Diablo II was a big part of my adolescence. It was my introduction to dark fantasy, action RPGs, and loot-based games more generally. I was obsessed enough to sketch the various characters and demons from the game manual. Hell (pun intended), I even wrote some Diablo fan fiction. Sitting down with the first Diablo II: Resurrected single-player technical alpha was therefore an emotionally complicated experience. Is Resurrected the definitive version of the game I fondly remember from 20 years ago, and is that still a good thing?

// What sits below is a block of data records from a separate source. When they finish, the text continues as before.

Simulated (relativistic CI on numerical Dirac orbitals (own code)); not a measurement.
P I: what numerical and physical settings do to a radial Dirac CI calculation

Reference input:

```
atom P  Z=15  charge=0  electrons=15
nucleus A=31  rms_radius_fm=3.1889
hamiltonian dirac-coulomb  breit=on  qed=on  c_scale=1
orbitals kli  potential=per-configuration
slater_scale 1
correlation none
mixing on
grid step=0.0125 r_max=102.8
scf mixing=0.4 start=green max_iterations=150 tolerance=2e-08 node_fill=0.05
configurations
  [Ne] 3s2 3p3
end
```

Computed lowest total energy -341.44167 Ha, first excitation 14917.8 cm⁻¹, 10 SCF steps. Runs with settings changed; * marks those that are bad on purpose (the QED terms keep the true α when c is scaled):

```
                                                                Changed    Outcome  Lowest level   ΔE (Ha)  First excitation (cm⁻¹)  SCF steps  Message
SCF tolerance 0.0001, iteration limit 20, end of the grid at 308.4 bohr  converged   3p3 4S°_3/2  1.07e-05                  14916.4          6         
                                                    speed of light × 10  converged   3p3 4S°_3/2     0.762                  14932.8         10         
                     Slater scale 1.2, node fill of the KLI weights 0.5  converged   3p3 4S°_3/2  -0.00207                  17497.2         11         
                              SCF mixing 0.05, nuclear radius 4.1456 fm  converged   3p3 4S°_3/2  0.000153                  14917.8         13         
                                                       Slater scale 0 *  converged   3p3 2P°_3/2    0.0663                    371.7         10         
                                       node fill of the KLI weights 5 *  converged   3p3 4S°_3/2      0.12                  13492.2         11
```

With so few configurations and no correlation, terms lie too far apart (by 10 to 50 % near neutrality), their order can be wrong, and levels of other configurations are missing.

The alpha includes Acts I and II out of the overall five and three of the seven playable classes: Amazon, Barbarian, and Sorceress – counterparts to the classes available in the first Diablo. It had some expected, negligible issues one would expect of an alpha, like a few audio bugs, frame rate drops, and Battle.net stability issues (and Blizzard says the final release will not require a permanent connection to Battle.net). But after 15 hours of playtime, I am relieved to say that Diablo II: Resurrected is shaping up to be more or less exactly what I had hoped for.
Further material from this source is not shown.